India has taken a significant step to reduce a tax-related obstacle for multinational electronics makers by clarifying that foreign ownership of production machinery provided to contract manufacturers will not automatically create taxable income in India - provided the equipment is located in customs-bonded areas and the rule applies through the 2030-31 tax year.
The change was announced as part of the Finance Minister's 2026-27 annual budget presentation. The government said it is amending laws "to promote manufacturing of electronic goods for a contract manufacturer" so that "mere ownership of machines by a foreign company does not lead to income or taxes on it." An accompanying budget document states: "Any income arising on account of providing capital goods, equipment or tooling to a contract manufacturer, being a company resident in India, is eligible for exemption."
Smartphone production is a central objective of Prime Minister Narendra Modi's industrial strategy. Multinational firms - most prominently Apple - had been pressing New Delhi for legal certainty that owning high-end assembly equipment in India would not create a so-called "business connection" that could expose foreign companies to income taxes on sales. Under the previous interpretation of Indian law, Apple feared that paying for machines used by its Indian contract manufacturers could be treated as creating such a taxable link, a concern that had steered its contract assemblers into buying expensive machinery themselves.

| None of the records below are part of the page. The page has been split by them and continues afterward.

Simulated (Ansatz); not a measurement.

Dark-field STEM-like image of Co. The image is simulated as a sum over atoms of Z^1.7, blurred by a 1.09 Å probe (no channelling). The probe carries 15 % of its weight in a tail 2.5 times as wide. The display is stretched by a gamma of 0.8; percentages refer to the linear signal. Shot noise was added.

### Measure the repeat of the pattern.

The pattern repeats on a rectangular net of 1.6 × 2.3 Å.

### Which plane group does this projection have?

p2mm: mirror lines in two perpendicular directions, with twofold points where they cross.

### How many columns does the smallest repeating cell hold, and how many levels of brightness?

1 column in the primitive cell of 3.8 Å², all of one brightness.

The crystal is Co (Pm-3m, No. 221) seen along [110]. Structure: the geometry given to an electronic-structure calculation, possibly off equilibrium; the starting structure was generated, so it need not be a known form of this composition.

As a consequence of that uncertainty, contract manufacturers including Foxconn and Tata had invested billions of dollars to acquire the machines needed to produce iPhones in India. The new budget provision is intended to remove that obstacle by ensuring foreign ownership of capital goods in qualifying bonded facilities will not trigger income tax consequences in India for a limited period.
The exemption is limited in scope. It applies only to factories established in customs-bonded areas - zones that are technically treated as outside India's customs border. The government noted that if devices produced in those facilities are sold within India, import duties would still apply, meaning these bonded-area operations are structured to be export-oriented rather than primarily serving the domestic market.
Industry and legal advisers welcomed the clarification. Shankey Agrawal, a partner at Mumbai-based BMR Legal, said the measure "removes a key deal-breaking risk for electronics manufacturing in India" and added that it would support "faster scale-up and greater confidence for global electronics players to manufacture in India." Apple did not immediately respond to a request for comment.
The move arrives as Apple ramps up assembly in India as part of a broader diversification away from China. Data cited in the budget materials indicate that iPhone market share in India has doubled to 8% since 2022. Globally, China still accounts for 75% of iPhone shipments, but India's portion has also grown markedly - quadrupling to 25% of global iPhone shipments since 2022.
Those figures and the budget language together underline the government's aim to make India a more attractive manufacturing base for high-value electronics, while balancing trade and tax rules through the use of customs-bonded zones and a time-bound exemption. The policy is explicitly limited by location and duration, and it preserves import taxes on devices moved into the domestic market from bonded facilities.
Implications for supply chains
By clarifying tax treatment for foreign-owned capital equipment in bonded zones, the budget change could lower one structural hurdle to faster factory scale-up and encourage global electronics companies to consider expanding or shifting production capacity into India - at least for export-oriented operations. The provision leaves in place customs and import tax mechanics that channel bonded-area production toward exports rather than domestic sales.